Another former member expressed doubts about Dreyfus’s decision to abolish the Administrative Appeals Tribunal in the first place.

“He made it clear from the start when they came to government, that he was going to get rid of the, you know, horrible, terrible, lazy Liberals. And I think he’s basically only lost about 10 of us,” the former member said.

“And the ones he has kept, some are good members, good performing members, but some of them, yeah, okay, they never actually met their performance targets, never.”

The Saturday Paper reached out to both the Administrative Review Tribunal and the attorney-general over the concerns of the former members.
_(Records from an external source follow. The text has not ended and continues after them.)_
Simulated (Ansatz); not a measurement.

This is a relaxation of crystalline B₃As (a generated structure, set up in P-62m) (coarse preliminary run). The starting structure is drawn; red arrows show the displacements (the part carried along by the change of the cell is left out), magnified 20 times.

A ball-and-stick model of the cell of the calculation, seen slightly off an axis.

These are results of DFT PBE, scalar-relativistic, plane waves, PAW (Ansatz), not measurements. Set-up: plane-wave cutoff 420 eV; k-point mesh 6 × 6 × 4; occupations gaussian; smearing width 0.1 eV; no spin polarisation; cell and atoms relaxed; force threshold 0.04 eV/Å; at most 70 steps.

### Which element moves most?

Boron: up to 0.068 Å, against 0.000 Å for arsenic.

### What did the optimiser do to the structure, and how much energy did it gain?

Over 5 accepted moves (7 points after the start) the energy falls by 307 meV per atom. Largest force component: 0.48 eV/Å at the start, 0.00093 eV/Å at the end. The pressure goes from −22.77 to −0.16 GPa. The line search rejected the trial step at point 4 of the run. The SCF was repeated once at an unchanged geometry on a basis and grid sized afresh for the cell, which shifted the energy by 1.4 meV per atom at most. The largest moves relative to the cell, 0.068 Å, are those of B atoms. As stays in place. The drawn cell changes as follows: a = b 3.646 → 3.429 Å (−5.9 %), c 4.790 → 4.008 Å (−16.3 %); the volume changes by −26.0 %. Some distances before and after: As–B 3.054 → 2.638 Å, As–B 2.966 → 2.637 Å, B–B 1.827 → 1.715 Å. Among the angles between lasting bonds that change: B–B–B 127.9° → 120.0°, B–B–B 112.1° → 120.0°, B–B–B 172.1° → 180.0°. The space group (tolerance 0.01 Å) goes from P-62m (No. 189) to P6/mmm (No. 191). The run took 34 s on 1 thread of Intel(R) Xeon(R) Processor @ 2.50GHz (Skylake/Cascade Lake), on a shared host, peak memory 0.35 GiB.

A tribunal spokesperson said tribunal appointments are a matter for government.

The Attorney-General’s Department said that the applications attracted a “large and very strong field” of candidates.

“As a result,” a spokesperson said in a statement, “there are more candidates assessed as suitable than positions.”

The department said political affiliations or connections were “not relevant” to recruitment of members and insisted all candidates, internal and external, were assessed in the same process and against the same criteria.

The department said candidates were judged by assessment panels as either suitable or not suitable and were not ranked. The panel’s report was then sent to the attorney-general to inform recommendations for an appointment.

A balance of expertise and the needs of the tribunal were among the factors that were then taken into account.

“Previous political connection was not relevant to a candidate’s assessment of suitability or eligibility for appointment,” the spokesperson said.

There were no direct responses to The Saturday Paper’s enquiry about the possibility of personal grievances or complaints playing an adverse role in the selection process for members.

The Attorney-General’s Department outlined the package of information on each suitable candidate sent to Dreyfus by an assessment panel. They include a referee report, curriculum vitae, areas of expertise, salaried or sessional availability, and the location or locations for appointment.

The package for reapplying members included caseload data as well as an internal referee report, which may have a candidate response.

The department says candidates who were assessed as suitable but still in the merit pool will remain there for six months.

Under the legislation that set up the ART, former members whose terms had not ended at the AAT but who were not reappointed are offered the equivalent of four months’ pay as compensation for the loss of office, not the usual 12 months’ pay.

In April, barrister Tony Vernier, who was representing eight former AAT members, gave evidence to the Senate Legal and Constitutional Committee that the situation was unfair and unconstitutional.

“The proposed cost saving could result in a wave of legal challenges,” Vernier warned in his submission.

“The resources that would be required by the Federal Government to defend any challenges and the legal costs that would be incurred in those legal challenges could outweigh any savings estimated by the Federal Government in the reduction of the compensation for loss of office. Any costs savings may be superficial.”

Former members accept that they are speaking out because they did not get the appointment, but they say they have legitimate questions over how the new tribunal is being formed.

“‘I’m very upset and I think I have every right to be,” one said.

“How can any government organisation argue that a committee found me to be suitable and found many other people to be suitable to be appointed, yet the government saw it fit not to give us anything whatsoever and to boot us out of legitimate and lawfully appointed roles.

“They may not like the way it was done, but tough titty. That’s the way it is. They have done exactly the same, hidden behind a merit-based process.” 

This piece was modified on October 19, 2024, to make clear that Ann Duffield was added to the merit pool.